6. The second Defendant makes two broad submissions in support of its application as follows:-

(a) The contract between the Plaintiff and the first Defendant (if any) was made outside the jurisdiction of this court and should be struck out of the proceedings. In the result under Article 2 the second named Defendant can only be sued in France where it is domiciled because in the absence of a co-Defendant domiciled in this jurisdiction the Plaintiff cannot rely on Article 6(1).
(b) Even if there is an agreement which was made within the jurisdiction, the Plaintiff has no plausible cause of action against the first Defendant such as would constitute a sufficient connection between the Plaintiff's claims against the first Defendant and the second Defendant to justify suing the second Defendant as co-Defendant in this jurisdiction.

7. With regard to the submission that the agreement between the Plaintiff and the first Defendant (if any) was not made within the jurisdiction, the position is as follows. The Plaintiff has sworn an affidavit saying that in response to an advertisement handed to her after Sunday Mass at Buncrana, Co Donegal on the 10th May, 1992 advertising the Derry Diocesan Pilgrimage to Lourdes she signed an application form for the pilgrimage on the 12th May, 1992 and as far as she is aware "... the actual group tour was booked through the offices of the first named Defendant in Baggot Street in Dublin" . The Solicitors for the first named Defendant, in the context of a query as to whether there was a written agreement covering the tour, wrote to the Solicitors for the second named Defendant stating inter alia "we understand from our principals that the contract was not evidenced in writing other than the enclosed". The reference to "the enclosed" appears to have been a reference to the application form.

8. I do not think that the Plaintiff's contract was with some individual or entity fronted by the "Derry Diocesan Pilgrimage to Lourdes 1992" pursuant to the signature on the application form for non-invalid as submitted by Counsel for the second Defendant. I consider that the Plaintiff had a contract with the first Defendant and this appears to be accepted by the Solicitors for that Defendant. Once the first Defendant is domiciled in this country, as appears to be the case, then in my view under Article 2 of the Convention this Defendant can be sued in this country regardless of where the contract was made. In fact I consider that the money tendered by the Plaintiff (Stg£318.00) was probably accepted by the first Defendant within this jurisdiction so that in fact the contract would have been made within this jurisdiction. I do not think that the fact that the money was paid in sterling rather than punts indicates that the contract was made outside the jurisdiction. In any event I consider that the first named Defendant is domiciled within the jurisdiction and accordingly may be sued in this jurisdiction.

THE CASE AGAINST THE FIRST DEFENDANT

9. The second basis for the application asserts that there is no plausible case against the first Defendant. In her statement of claim the Plaintiff alleges negligence, breach of duty and breach of contract against this Defendant.

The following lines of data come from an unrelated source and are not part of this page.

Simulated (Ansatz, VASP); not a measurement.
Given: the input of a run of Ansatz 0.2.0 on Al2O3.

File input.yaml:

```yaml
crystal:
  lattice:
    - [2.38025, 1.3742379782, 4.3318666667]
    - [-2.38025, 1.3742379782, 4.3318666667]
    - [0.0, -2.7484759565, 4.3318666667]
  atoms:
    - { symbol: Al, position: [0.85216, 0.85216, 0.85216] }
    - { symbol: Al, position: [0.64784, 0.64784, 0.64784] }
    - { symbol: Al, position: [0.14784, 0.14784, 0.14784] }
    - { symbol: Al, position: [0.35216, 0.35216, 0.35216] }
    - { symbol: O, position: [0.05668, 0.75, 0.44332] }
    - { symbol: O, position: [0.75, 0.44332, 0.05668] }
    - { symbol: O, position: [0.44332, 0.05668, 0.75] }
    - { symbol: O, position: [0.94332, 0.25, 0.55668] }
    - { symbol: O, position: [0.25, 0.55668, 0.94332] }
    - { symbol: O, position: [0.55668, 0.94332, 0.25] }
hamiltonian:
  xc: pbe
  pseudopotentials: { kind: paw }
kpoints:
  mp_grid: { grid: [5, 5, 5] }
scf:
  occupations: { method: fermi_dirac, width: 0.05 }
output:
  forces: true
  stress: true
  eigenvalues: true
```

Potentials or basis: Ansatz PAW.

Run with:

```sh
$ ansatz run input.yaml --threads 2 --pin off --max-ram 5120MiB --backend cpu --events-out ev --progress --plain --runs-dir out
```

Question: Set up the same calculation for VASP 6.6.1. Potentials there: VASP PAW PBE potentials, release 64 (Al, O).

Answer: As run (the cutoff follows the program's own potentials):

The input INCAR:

In Gannon -v- British and Irish Steam Packet Company Limited and ors (1993: 2: IR: 359) the Supreme Court dealt with the approach which the Court should adopt in dealing with an application such as this. At page 374/5 the then Chief Justice, Finlay CJ, with whom the two other members of the Court agreed, identified the enquiry that the Court should conduct on an application such as this in the following terms:-

"Having regard to the importance of the principle laid down that the provision of this Convention vesting jurisdiction in the Courts of the state of the Defendant's domicile must not be called in question by any interpretation of the derogation or exception contained in Article 6(1), it seems to me that the Court in considering a claim for jurisdiction made to it under Article 6(1) must closely enquire not only as to the making of a claim against a Defendant domiciled in this jurisdiction but must also enquire as to the plausibility of such a claim in a prima facie fashion".

10. The learned Chief Justice went on to indicate that it was not sufficient on such an enquiry merely to assert that the contract in question could contain implied obligations on the part of the shipping company (in that case) in relation to the choice and instruction of the driver and the coach in which the Plaintiff customer was travelling in England. That did not appear to him to end the enquiry where it was alleged that the Irish domiciled company was joined in the proceedings merely for the purpose of maintaining an action in this country against the two other non-Irish Defendants. In such a case the Court must conduct an enquiry

"... as to whether on any facts deposed to concerning the circumstances out of which the claims arise, there are any grounds for saying that a breach by B and I of any obligation they had concerning the 'selection, choice and instruction of the driver and the coach' could have contributed to the events which are alleged to have caused the Plaintiff injuries and damage".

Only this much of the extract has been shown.